The correct answer is option (A):
455
Here's how to solve this problem, along with the reasoning behind it:
We need to form a committee of 5 members with at least one boy and at least one girl. A good approach is to calculate the total number of ways to form a committee *without* any restrictions, then subtract the cases where the committee fails to meet our criteria (i.e., has no boys or no girls).
1. **Total Unrestricted Committees:** We have 6 boys + 5 girls = 11 people in total. We need to choose a committee of 5. The number of ways to do this is given by the combination formula:
* ¹¹C₅ = (11!)/(5! * 6!) = (11 * 10 * 9 * 8 * 7) / (5 * 4 * 3 * 2 * 1) = 462
2. **Committees with No Boys (All Girls):** This is where the committee consists entirely of girls. We need to choose 5 girls from the 5 available.
* ⁵C₅ = (5!)/(5! * 0!) = 1 (There's only one way to choose all 5 girls)
3. **Committees with No Girls (All Boys):** This is where the committee consists entirely of boys. We need to choose 5 boys from the 6 available.
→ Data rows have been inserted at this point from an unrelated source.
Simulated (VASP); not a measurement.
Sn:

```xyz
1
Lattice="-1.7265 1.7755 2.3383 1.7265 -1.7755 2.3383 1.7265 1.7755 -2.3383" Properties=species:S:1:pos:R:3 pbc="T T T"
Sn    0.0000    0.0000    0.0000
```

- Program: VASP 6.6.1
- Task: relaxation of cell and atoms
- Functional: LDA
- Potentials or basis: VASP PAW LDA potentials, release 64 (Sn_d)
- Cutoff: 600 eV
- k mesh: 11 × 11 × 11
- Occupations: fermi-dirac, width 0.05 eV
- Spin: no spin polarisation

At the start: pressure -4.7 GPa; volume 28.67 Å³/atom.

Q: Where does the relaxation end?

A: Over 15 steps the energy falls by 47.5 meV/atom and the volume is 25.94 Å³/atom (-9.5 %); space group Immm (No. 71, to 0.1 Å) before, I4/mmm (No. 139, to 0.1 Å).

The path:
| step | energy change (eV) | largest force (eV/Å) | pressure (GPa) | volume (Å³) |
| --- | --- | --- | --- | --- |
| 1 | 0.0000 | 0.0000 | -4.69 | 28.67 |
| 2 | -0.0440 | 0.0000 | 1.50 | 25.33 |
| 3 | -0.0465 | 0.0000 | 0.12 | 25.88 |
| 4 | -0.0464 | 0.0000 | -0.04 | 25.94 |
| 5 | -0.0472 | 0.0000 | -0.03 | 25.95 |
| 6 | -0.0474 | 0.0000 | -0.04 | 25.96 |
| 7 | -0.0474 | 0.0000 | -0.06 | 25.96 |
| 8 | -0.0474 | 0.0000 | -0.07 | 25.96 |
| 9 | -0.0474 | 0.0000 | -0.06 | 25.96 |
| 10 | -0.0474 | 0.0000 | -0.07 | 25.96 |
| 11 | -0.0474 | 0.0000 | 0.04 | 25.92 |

* ⁶C₅ = (6!)/(5! * 1!) = 6
4. **Subtract the Invalid Cases:** To get the number of committees with at least one boy and one girl, we subtract the cases with no boys and the cases with no girls from the total number of unrestricted committees:
* 462 (total committees) - 1 (all girls) - 6 (all boys) = 455
Therefore, there are 455 ways to form the committee with at least one boy and at least one girl.